Crude oil at years highs - Most futures markets rally as US dollar still
Weekly Futures Report
Filed 6.25 pm Wednesday
Last Last Week
July Crude 71.29
July Heat 183.12
July XRB (Blended Gas)
Crude oil shot to a seven month high after the Department of Energy
released its current data regarding weekly supply and demand. At the same time
as crude soared higher, gasoline traded above two dollars a gallon for the first
time since October. Crude stocks dropped 4.3 million barrels to 361.6 million
barrels for the latest reporting week. The trade had been looking for increase
of a hundred thousand barrels. The report was viewed as being incredibly
bullish. The trade was also looking for increase in gasoline stocks. Crude oil
for July delivery rose almost 2%. Gasoline was higher by 2.5%. The psychology
behind this market remains positive. Gasoline prices at the pump rose to an
average of $2.62 a gallon nationwide, the highest since October. Stockpiles of
gasoline fell by 1.55 million barrels to 201.6 million barrels. Fuel demand
averaged 18.3 million barrels a day, down 6.9% from last year at this time. Fuel
imports are down 2.55 million barrels. The trade is expecting to see a reduction
in supplies during the summer as refiners continue to import less oil and work
off inventories. The weaker dollar also was a benefit to the price of crude
oil. There has been roughly an 82% correlation between the dollar and the price
of oil over the past several years. OPEC also stated that they are not going to
consider production increases until the price rises to $100 a barrel. The next
regularly scheduled OPEC meeting is September 9. Traders are now prepared to
work with a new trading range between $60 to $90 a barrel.
Last Last Week
Aug Gold 956.80
July Silver 15.20
July Platinum 1272.00
Gold turned in a lackluster session on Wednesday as a rebounding dollar
offset demand. Even though crude oil reached a new, fresh seven-month high, gold
languished by comparison. As short-term rates moved higher in the US and the
yield on the 10 year note brushed up against 4%, the dollar rebounded modestly.

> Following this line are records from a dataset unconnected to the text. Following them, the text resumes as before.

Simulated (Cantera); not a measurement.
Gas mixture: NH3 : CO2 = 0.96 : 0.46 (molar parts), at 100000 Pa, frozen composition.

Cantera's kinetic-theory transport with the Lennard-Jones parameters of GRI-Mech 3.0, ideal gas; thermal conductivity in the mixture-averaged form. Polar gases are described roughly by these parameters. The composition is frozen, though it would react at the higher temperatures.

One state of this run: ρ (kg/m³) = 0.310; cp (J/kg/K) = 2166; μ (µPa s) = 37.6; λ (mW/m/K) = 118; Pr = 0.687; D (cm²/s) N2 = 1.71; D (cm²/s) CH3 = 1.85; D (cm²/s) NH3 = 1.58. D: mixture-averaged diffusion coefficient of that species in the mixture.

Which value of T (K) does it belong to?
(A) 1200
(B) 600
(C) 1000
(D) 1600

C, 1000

Many players view the pullback in gold based on stronger dollar as temporary.
Many players believe that the amount of liquidity, 12.8 trillion dollars, that
has been pumped into the US banking system and the idea that the Federal Reserve
would be willing to monetize debt and virtually increase the money supply by
doing so will eventually create inflationary pressures in the economy. Even
though money flow remains positive, gold is having a difficult time mounting any
sort of sustained rally. Gold bugs have been somewhat disappointed to see the
price of copper and crude oil shoot higher without being able to generate enough
buying interest to participate.
July Silver 14.80
Last Last Week
July Coffee 130.15
July Sugar 15.38
Coffee fell in price in New York as the intermediate trend is now
negative. The weather continues to be favorable in Brazil. Lower prices were
blamed on profit-taking, producer selling and a generally stronger dollar.
Coffee has rallied 18% this year due to tight supplies from Central America and
Colombia. Money flow is positive in sugar. The general strength of the Goldman
Sachs Commodity Index has proved a support to most commodities.
Last Last Week
July Soybeans 12.46
July Corn 4.356
July Wheat 5.96
A stronger dollar triggered some profit-taking in corn. The market really
isn't focusing on weather as much as it's focusing on corn as being part of a
commodity asset class. Corn had been up as much as 8% this month on speculation
that planting delays would reduce acreage in yield potential. The CRB index of
19 raw materials was up 14% in May, the biggest monthly rise since July of 1974.
Prices have been under some pressure lately due to a reduction in the forecast
for livestock feed demand. Corn used to feed livestock should fall to 5.15
million bushels down from 5.3 million bushels last year at this time.
Wheat futures fell to their lowest price level in almost 3 weeks as the US
Department of Agriculture predicted that US inventories will be higher than
previously forecast next year. Futures were down 17.75 cents or 2.9% as
livestock producers look to reduce herd size.